Chief Commissioner's Blog | Positive discrimination?
Wayne considers the recent remarks by Network Rail CEO, Mark Carne…
A speech by Mark Carne, CEO of Network Rail made the headlines today for his comments describing the railways – for which he is responsible – as a scrapheap. But it was his comments on what he described as a ‘macho culture’ within his organisation that got me thinking.
In some ways, the difference between Scouting and Network Rail are very different; while only 14% of their staff are women, we have a broadly 50/50 split in Scouting, so we’re far from a macho culture at Group level at least.
But Scouting’s problem becomes starker when we recognise that the number of women in management roles is noticeably less, with less than 5% of our County/Area/Regional Commissioners being women.
I’ve blogged previously about this, and we are in the process of undertaking some work to better understand the barriers. Mr Carne noted that it would take 65 years to change their balance at current rates, and that he was announcing plans to ensure that all women with appropriate qualifications would be guaranteed interviews.
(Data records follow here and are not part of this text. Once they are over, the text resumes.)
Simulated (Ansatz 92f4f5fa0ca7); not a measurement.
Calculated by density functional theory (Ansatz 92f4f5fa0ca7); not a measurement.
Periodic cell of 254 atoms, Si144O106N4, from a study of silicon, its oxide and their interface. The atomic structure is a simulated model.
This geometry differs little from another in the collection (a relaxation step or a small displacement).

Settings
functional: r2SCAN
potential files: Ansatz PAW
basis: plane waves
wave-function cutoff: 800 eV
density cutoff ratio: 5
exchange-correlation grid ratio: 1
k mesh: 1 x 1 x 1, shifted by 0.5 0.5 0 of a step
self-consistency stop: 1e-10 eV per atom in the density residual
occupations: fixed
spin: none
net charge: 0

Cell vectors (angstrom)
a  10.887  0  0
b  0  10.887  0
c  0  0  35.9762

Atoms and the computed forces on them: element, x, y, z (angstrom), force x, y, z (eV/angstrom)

Positive discrimination is nothing new, and there are passionate views on each side of the argument (from women as well as men), but Mr Carne countered criticism by saying that ‘if you do not take some action to counter inherent biases that must exist, the bad habits that have persisted in the past will carry on.’ Something I’ve written about previously also.
So, in a Scouting context, I’d be really interested in hearing what those ‘inherent biases’ might be and what actions we should take to ensure that our management roles as well as youth leadership roles are truly reflective of our membership first, and then our local communities.